For average programs, none of these points is a huge problem; in fact, they arguably make a programmers life easier. But for fault-tolerant systems all are genuine issues: it is impossible to write a fault tolerant system if you are unsure what errors you need to deal with; if the number of errors you are required to deal with becomes too great, the sheer magnitude of task will overwhelm you; if you're unclear what errors are the result of your mistakes and which aren't, debugging becomes a philosophical minefield; and if you tend to be too crude in the granularity with which you check errors, mistakes will happen.

A proposal

What both error-checking and exceptions provide is a way of returning two things from a function: an error code / exception, and the results of the function. The beginning part of my proposal is for an operator which pulls these two things apart in one go. For arguments sake, let's use back-slash \ as this operator. On the left hand side of \ are the functions normal return values; on the right-hand side its error code. Error codes are integers (reflecting one of my prejudices; but the type of the error code is not hugely important), with 0 indicating success. We can then thus write code such as:

bytes_written \ err = write(...);
if (err == EINTR)
  ...

Although it's not directly related, an obvious problem with error checking is the difficulty with extending an API; any errors codes not explicitly checked for will be silently swallowed. To some extent this is a deliberate design decision: it should be culturally difficult (not impossible; but definitely difficult) to extend the range of errors that a function returns (exceptions provide no encouragement to follow this rule whatsoever). However, I also assume that any language with this feature in will have an equivalent of Converge's ndif statement which raises an exception if none of its branches match.

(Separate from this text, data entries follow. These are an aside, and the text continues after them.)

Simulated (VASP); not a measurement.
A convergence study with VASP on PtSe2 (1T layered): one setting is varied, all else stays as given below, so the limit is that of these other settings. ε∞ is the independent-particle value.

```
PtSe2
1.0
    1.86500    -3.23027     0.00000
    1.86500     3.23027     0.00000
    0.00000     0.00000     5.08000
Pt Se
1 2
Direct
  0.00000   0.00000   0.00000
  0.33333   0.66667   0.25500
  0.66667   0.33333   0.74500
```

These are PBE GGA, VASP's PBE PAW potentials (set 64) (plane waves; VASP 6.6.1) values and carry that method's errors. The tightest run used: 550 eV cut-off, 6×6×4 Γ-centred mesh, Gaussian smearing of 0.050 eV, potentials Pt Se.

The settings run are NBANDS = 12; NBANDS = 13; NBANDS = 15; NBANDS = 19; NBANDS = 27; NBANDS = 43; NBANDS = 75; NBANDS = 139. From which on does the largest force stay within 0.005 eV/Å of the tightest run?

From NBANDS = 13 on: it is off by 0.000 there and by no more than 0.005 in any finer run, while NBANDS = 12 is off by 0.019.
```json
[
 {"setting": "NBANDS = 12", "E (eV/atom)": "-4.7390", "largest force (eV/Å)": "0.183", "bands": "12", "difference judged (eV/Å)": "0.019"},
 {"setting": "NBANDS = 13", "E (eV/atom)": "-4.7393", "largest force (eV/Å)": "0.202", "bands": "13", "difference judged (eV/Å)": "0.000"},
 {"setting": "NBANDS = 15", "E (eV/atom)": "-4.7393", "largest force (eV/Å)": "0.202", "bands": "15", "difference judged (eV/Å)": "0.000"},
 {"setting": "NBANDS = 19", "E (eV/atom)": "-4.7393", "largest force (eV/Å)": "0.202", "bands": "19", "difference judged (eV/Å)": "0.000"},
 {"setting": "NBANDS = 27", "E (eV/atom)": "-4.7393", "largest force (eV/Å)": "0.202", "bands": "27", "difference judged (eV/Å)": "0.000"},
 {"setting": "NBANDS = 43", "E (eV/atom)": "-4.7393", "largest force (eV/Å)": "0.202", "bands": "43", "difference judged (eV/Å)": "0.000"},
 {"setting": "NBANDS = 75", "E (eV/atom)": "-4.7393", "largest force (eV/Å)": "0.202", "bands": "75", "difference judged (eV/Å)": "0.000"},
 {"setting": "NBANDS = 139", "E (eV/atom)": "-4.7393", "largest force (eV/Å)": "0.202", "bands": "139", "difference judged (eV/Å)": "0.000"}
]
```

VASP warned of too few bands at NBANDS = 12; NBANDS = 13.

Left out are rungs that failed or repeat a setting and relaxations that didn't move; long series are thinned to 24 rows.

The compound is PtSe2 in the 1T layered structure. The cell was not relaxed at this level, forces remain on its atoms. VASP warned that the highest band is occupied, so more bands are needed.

So what has all this bought us? Well, at first glance, we've just got an error-checking system which formalises the way in which errors are returned. Indeed, this is a large part of the story. We now have a simple, uniform way of performing the error-checking approach. But, if this was all we'd got, we wouldn't have advanced much beyond C. By formalising how errors are returned, we can also define what happens if the error code is not explicitly checked for. In other words, what does the following code do?

bytes_written = write(...);

Finally, I expect exceptions to be maintained almost exactly as they exist in current languages, including the throws / raise construct (which can also be called with an error code, so that if a calling function doesn't know what to do with a particular error code, it can be turned into an exception by that caller). The only difference I would make is that I would forbid exception hierarchies. This is because in this proposal, it's not really expected that exceptions will ever be caught (with one caveat): they're really just a debugging aid and, as such, exception hierarchies only muddy the waters. Because there are fault-tolerant systems such as network servers - where staying alive is the number one priority - I would also maintain try ... catch, though I would expect it to be little used other than to surround a top-level call, with the catch block restarting the server (or a similar recovery mechanism) in the event of an exception.

Intentions

The intention of the proposal is twofold:

1. Programmer cock-ups are handled as normal exceptions, don't require any extra effort on the part of the user, and lead to immediate and easy-to-debug program failure.
2. It allows programs which want to do explicit error-checking to do so, and to do so in a framework in which error-checking is culturally practical; in other words, it doesn't suffer from the practical, mostly cultural, problems noted with exceptions.

Conclusion

My thanks to Martin Berger for commenting on a draft of this article. Any errors and infelicities are my own, as are all the bad ideas.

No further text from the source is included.